[Bug]: `PoseEstimationSeries` creation is significantly increasing sleap-io test runtimes
What happened?
Since the pynwb update from version 2.7.0 to 2.8.0, sleap-io tests have been experiencing significantly longer runtimes, which prevent our GitHub workflows from completing. For example, on Windows (Python 3.12), three of our tests that create new .nwb files take ~23s with pynwb==2.7.0 and ~159s with pynwb==2.8.1, as shown in these two runs: 2.7.0, 2.8.1.
After profiling and debugging runs, we found that the slowdown occurs when we create new PoseEstimationSeries objects using a kwargs dictionary on lines 460-461 of sleap-io/sleap_io/io/nwb.py. I have reproduced the issue and printed profiling results in the following colab notebooks.
Steps to Reproduce
See colab notebooks above
Traceback
No response
Operating System
Windows
Python Executable
Conda
Python Version
3.11
Package Versions
No response
Code of Conduct
- [X] I agree to follow this project's Code of Conduct
- [X] Have you checked the Contributing document?
- [X] Have you ensured this bug was not already reported?
Thanks for the bug report @keyaloding . I am not sure why that is happening. I will run some tests on my end and get back to you next week.

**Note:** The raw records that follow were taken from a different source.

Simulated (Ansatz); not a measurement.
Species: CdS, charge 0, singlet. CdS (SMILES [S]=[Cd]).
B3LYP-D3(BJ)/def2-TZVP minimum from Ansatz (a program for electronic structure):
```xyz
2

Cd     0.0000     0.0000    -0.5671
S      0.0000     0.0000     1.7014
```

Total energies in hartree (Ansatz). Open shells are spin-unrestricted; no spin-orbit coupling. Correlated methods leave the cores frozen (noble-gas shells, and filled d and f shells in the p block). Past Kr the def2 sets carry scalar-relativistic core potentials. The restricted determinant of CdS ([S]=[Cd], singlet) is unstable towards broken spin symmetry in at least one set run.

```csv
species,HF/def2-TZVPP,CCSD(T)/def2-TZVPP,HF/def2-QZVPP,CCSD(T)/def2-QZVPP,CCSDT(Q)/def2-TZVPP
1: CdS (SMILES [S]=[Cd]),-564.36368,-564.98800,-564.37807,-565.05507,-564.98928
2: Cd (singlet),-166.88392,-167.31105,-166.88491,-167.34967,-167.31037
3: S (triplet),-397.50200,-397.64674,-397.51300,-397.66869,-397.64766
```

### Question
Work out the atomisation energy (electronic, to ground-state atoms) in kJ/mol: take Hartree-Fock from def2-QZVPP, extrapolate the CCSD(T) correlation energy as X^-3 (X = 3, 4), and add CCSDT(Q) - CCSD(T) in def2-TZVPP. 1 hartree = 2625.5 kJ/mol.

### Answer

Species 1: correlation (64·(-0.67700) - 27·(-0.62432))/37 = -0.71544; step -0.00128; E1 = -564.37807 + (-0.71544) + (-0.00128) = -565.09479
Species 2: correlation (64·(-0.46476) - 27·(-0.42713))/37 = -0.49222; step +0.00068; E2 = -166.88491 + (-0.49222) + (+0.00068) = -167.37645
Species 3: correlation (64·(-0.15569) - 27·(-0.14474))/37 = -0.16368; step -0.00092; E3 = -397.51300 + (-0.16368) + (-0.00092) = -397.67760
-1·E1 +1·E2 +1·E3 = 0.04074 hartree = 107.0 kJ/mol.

seems primarily related to docval being very inefficient. sorting by cumulative time, it seems like the main difference is that hdmf.utils.func_call (specifically the is_method branch on line 666) is called 704 times in both, but has 768072 recursive calls in 2.7 and 3569184 recursive calls in 2.8.1 (both run with hdmf==3.14.4). all the other profiling info is the same, just scaled by ~5.
that's not all that helpful since docval makes it look like every call is func_call, but if you look for the other things that have their call numbers scaled by that much it might help - eg. manager.register_container_type is also called ~5x more, but it took me awhile puzzing at the comparison to see what i think is going on.
this change: https://github.com/NeurodataWithoutBorders/pynwb/compare/2.7.0..2.8.2#diff-e1599233197e637d0598c751d848a922cba3458d6e206efda4c10c4704fd0432R50-R51
now uses pynwb's get_type_map function, which deepcopy's pynwb's type map, which is substantially larger than hdmf's. the only place i see that get used is here: https://github.com/hdmf-dev/hdmf/blob/874db31fb171577bfc0c962708786f9774ea6b1b/src/hdmf/container.py#L91
which constructs a setter method when docval requests one. The problem is that _get_type_map gets called every time that a property is set, and it makes a very expensive deepcopy call (to hdmf's TypeMap.__deepcopy__).
that __deepcopy__ calls TypeMap.merge, which explains the additional register_container_type et al extra calls.
i've found similar things in pynwb in the past where deepcopy is used to protect against mutation in a context where it isn't needed, eg in those setter calls there's no path to mutate the type map, so it should just return without copying.
Good find, @sneakers-the-rat ! We'll adjust this on the pynwb side.